Tatana Kellner

Tatana Kellner


November 11 – December 20, 2000

As an artist I am concerned with the human condition both historically and in the present time. In my work I try to transcend the everyday experience in a way that will stir both my own and viewer’s emotions.

I grapple with the baggage of the accumulated information and wonder about the possibility of original vision.

I choose the medium of photography to contemplate these issues. In a culture where words are more accessible than visual images, I create photographs that bridge the gap and engage the viewer. In this age of media over saturation I seek the challenges of photographic images as a mirror of ourselves. I consciously employ non-traditional processes to break down the barriers between the work and the viewer. I am interested in images that force the viewer to suspend time and belief.

Recently I began printing images on alternative surfaces such as leaves, ceramic slabs, stones, and handmade paper as a way to actually give physical dimension to traditional black-and-white photography – the media which visually records the third dimension on a two dimensional surface. In Arcticum Lappa – Tenacious Leaves, Tenacious Memories, I placed photographs directly on burdock leaves. I am intrigued by the contrast of the leaf – an epitome of ephemera and the stubbornness of the burdock plant itself – with its forty-foot long roots – making the plant almost impossible to eradicate. In my most recent project, Eye Witness, I printed images of the eye on handmade paper shaped “stones”. The eyes are metaphors – as witnesses, harbingers of truth, premonitions, and signifiers of beauty.

TATANA KELLNER, the artistic director and co-founder of the Women’s Studio Workshop, was born in Prague, Czechoslovakia. She began her professional career in 1974 when she graduated with a MFA from the Rochester Institute of Technology and moved to Rosendale. There she helped to found the Women’s Studio Workshop, a visual arts workspace offering programs for professional artists. Kellner, stimulated by the Workshop atmosphere, has worked continuously across several media including printmaking, papermaking, photography, and most recently ceramics, though her involvement with photography has been the basis for all of her work.

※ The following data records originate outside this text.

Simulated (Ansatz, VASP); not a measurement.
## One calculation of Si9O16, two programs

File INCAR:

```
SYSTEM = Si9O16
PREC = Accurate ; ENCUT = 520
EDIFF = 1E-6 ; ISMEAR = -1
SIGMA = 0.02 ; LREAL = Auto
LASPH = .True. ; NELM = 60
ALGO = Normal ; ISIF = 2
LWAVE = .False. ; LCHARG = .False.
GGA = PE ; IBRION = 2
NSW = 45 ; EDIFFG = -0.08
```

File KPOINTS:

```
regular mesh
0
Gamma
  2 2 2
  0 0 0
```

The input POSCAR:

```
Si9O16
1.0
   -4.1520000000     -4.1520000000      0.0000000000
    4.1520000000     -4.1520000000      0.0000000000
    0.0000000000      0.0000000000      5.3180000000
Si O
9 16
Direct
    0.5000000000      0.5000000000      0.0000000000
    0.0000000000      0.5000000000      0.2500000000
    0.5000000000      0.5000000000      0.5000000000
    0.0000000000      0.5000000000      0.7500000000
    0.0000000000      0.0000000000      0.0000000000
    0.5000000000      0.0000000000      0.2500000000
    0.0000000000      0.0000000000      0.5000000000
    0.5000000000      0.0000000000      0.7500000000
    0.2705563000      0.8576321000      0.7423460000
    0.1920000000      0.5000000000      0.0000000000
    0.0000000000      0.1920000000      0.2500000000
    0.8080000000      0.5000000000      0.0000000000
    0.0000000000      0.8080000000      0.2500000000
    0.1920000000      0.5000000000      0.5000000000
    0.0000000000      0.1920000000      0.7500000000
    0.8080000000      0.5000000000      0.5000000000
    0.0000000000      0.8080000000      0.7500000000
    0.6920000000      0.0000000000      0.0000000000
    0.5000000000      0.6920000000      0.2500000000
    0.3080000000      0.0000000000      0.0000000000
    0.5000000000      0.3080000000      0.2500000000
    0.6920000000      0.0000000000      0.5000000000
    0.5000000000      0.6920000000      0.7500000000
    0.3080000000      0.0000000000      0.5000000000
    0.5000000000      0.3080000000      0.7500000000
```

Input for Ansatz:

Tatana has been a resident fellow at the MacDowell Colony, Yaddo, the Banff Centre for the Arts, and the Virginia Center for Creative Arts. She has also been awarded residency fellowship grants from the Visual Studies Workshop, Lightwork, and the University of Southern Maine. A two-time recipient of the Photographers’ Fellowship Grants given by the New York Foundation for the Arts and Center for Photography at Woodstock’s Photographer’s Fund Fellowship, Kellner has had solo exhibits at the Goldstrom Gallery, NYC; Lake George Project for the Arts; CEPA Gallery, Buffalo; Society for Contemporary Photography, Kansas City; Center for Visual Arts at the University of Toledo; and at the Kirkland Arts Center Gallery, Hamilton. She received a special award from the New York State Council on the Arts to publish artists’ books about her parents’ experiences as Holocaust survivors, 711225: Fifty Years of Silence and B-11227: Fifty Years of Silence. Her work is included in the collections at the Albright Knox Art Gallery, New York Public Library, Museum of Modern Art Library, Metropolitan Museum Library, Tate Gallery Library, and the National Gallery of Art Library. In her work at WSW she serves as a curator and has taught and lectured throughout the country at the following – American Photography Institute at New York University, State University of New York at New Paltz, Feminist Art Institute of NYC, Skidmore College, Rochester Institute of Technology, and University of Santa Cruz.